Research & Papers

SM1 variant runs Mamba1 with 16x less memory on Blackwell in pure PyTorch

d_state=1 closed-form solution eliminates selective scan intermediates entirely.

Deep Dive

A developer known as TechnoVoyager has released SM1 (Scalar Mamba1), a pure PyTorch implementation of the Mamba1 state-space model optimized for NVIDIA's Blackwell architecture. The key innovation is exploiting the d_state=1 boundary, where the recurrence admits a closed-form solution via the variation of parameters method. This replaces the computationally heavy selective scan with two simple PyTorch ops: cumulative product and cumulative sum. The result is not an approximation—it's mathematically identical to sequential computation in floating point precision, yet eliminates the entire S dimension from scan intermediates. Compared to a standard Mamba1 with d_state=16, SM1 uses 16× less memory during the scan, a critical advantage for large models on limited hardware.
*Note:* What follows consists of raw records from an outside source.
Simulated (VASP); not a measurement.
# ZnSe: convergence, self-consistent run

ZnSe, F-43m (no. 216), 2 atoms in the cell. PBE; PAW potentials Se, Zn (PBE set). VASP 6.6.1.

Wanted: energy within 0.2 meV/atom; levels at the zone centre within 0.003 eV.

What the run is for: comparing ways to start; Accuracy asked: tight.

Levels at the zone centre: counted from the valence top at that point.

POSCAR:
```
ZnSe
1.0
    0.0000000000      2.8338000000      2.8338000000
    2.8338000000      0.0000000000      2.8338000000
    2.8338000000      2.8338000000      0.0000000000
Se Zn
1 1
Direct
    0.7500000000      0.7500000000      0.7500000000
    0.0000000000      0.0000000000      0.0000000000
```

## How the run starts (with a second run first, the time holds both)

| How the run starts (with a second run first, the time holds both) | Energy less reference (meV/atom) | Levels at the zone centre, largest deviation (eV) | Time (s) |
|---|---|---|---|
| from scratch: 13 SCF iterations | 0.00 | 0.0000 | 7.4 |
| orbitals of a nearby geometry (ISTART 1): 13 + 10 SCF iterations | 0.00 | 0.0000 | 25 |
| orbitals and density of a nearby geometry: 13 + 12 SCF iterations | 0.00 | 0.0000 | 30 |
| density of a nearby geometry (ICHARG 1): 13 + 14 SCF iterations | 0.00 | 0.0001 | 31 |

The inference benefits are equally striking. For a 130M parameter model, the inference state consists of just 14,080 floats—barely 56 KB. There is no KV cache, and per-token computation remains O(1) indefinitely. This makes the model extremely efficient for long-context applications like music generation, which is exactly what SM1 is being trained on: 163K MIDI files representing ~2.5B tokens in a custom format. The entire 130M parameter training fits in under 8 GB of VRAM (half of an RTX 5060 Ti). While the approach is limited to d_state=1 (d_state>1 breaks the closed form), the tradeoff opens state-space models to consumer-grade GPUs and real-time inference with minimal memory overhead.

Key Points
  • Closed-form recurrence using torch.cumprod and torch.cumsum replaces the selective scan—exact, not approximate.
  • Memory reduction of 16× compared to standard Mamba1 with d_state=16 by eliminating the S dimension.
  • 130M parameter model inference state is 56 KB with no KV cache, fitting entirely on an RTX 5060 Ti for training.

Why It Matters

Enables lightweight, long-context state-space models on consumer GPUs, opening music generation and other tasks to broader hardware.